Civil Helicopters Interviews

Ascent:Democratizing Access to Air Mobility

Ascent:Democratizing Access to Air Mobility

Whilst working as a senior advisor for an investment company in 2017, Lionel Sinai- Sinelnikoff became acutely aware the industry was at a crossroads. On one hand it was seen as modern and dynamic, but on the other hand it was still very old fashioned. It was around that time that the sharing economy was booming, Uber had become a household name, and new sites like AirBnB were beginning to gain popularity. And whilst several services had begun to spring up offering flight sharing on helicopters and private jets, the concept was yet to take off.

Before joining the investment, company Lionel had worked at Airbus Helicopters for 14 years, where he worked alongside operators in Latin America and Asia to help develop and open up new markets. This gave him an inside understanding of the problems and issues faced in the region, especially in urban mobility. Lionel gives the example of the world’s second most congested city Manila – a sprawling city with a huge population and the traffic gridlock to go along with it. It was Manila that Ascent chose to start its operations in, not only due to its famous congestion, but also because the Philippines regulators were known to be forward thinking.
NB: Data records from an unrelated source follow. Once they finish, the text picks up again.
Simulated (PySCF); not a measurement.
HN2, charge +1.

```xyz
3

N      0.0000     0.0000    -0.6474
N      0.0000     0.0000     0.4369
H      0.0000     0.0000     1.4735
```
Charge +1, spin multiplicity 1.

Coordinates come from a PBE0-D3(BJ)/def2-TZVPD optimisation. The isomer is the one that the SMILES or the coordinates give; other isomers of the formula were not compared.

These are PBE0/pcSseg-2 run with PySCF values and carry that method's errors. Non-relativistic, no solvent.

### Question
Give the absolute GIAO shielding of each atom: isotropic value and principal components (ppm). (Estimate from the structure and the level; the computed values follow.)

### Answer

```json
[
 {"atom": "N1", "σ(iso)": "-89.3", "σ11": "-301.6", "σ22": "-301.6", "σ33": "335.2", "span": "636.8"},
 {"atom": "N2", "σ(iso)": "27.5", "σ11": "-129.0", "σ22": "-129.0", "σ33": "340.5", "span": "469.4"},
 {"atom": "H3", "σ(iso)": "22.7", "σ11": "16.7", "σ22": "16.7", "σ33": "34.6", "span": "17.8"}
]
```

Ascent’s goal was to get people moving differently, democratizing access to air mobility. To do this, it needed the buy in from various stakeholders. This included the helicopter operators, helipad owners, as well as the local regulators. With strategic partners in hand, Ascent launched operations in 2019, testing the market with a shuttle type concept between different locations. The company soon pivoted more towards on-demand rideshare and charter flights, which is where the company is today.

For the end user, the passenger flying, booking a trip with Ascent is as seamless as it can be. From the online platform, passengers chose where they want to go, and any ancillary options that they might need. This can include a complete door-to-door service, where a car picks up the passenger from their departure point and takes them to the helicopter, as well as a car the other end to take them to their final destination. For the user, this process seems easy and straight forward, but in the background, a lot of work is being done to bring everything together. “We bring together all the different stakeholders from the demand side, on the supply side and as well as the regulator. And then we run and we orchestrate the journey.” Says Lionel.

Although Ascent uses helicopters now, Lionel says that this is just a steppingstone until eVTOLs become available. As he himself says, its better to do the groundwork now and have the technology in place ready for when they become available. “We started with helicopters today because they exist with compatible regulation in place, and it helps us to learn and set everything up for when the eVTOLs come into play. We know it’s not a zero to one game, so you need to prepare step by step.” Says Lionel.

That preparation has seen the company add Bangkok to its list of operational cities, with more to come. The company is actively working on two additional cities that should become operational soon, with Lionel saying that the company has built up its capabilities in those cities and will be ready to begin services soon after they get the go ahead to do so.

It is likely that those cities are, for the time being at least, still in Asia, but Ascent isn’t only focused on the Asia-Pacific region, it has its sights set firmly on global expansion.

“We are building a scalable and sustainable company. While our vision is large, our ambitions are high, we are moving pragmatically. We do have several other projects running, we have partners in some other countries, and we are crafting step by step what the approach should be. We have now the ability to trigger, even if we are very remote, and we might start with in some countries with a different model in the beginning, just to try to be more compatible with the needs of the country.” Says Lionel.

To orchestrate ecosystems, deliver seamless air mobility journeys and help make market decisions, the company has built up its proprietary technology to help collect and analyze huge chunks of data, including behavioral data on helicopter flights, air operations, mobility requirements within and around urban environments. This helps the company understand where demand is coming from, where and how Ascent is likely to be successful. This is just one stage of the analysis though, as other factors can become more important – including regulatory challenges.

For now, the company is looking for partners to help it expand, with Lionel’s short-term focus being on the creation of what he calls ‘Absolute Travel Bubbles’ which would see the company having the capability of being able to transport people safely from one place to another, up to across international borders. To do this, Ascent would need the buy in of various stakeholders, including airlines. “We can collaborate with other stakeholders such as airlines, and private jet companies to create Absolute Travel Bubbles from door-to-door, mostly by air.”

For the foreseeable future, that is likely to rely heavily on helicopters, as Lionel thinks it is most likely that we will see eVTOLs flying within the next few years in strictly limited conditions, as part of the learning process and due to the current constraints with batteries, regulatory challenges linked to traffic and safety, and business viability. “We look forward to welcoming eVTOLs as soon as they are ready and are happy to help capture what is needed from a market perspective based on data, experience and activities.” Says Lionel.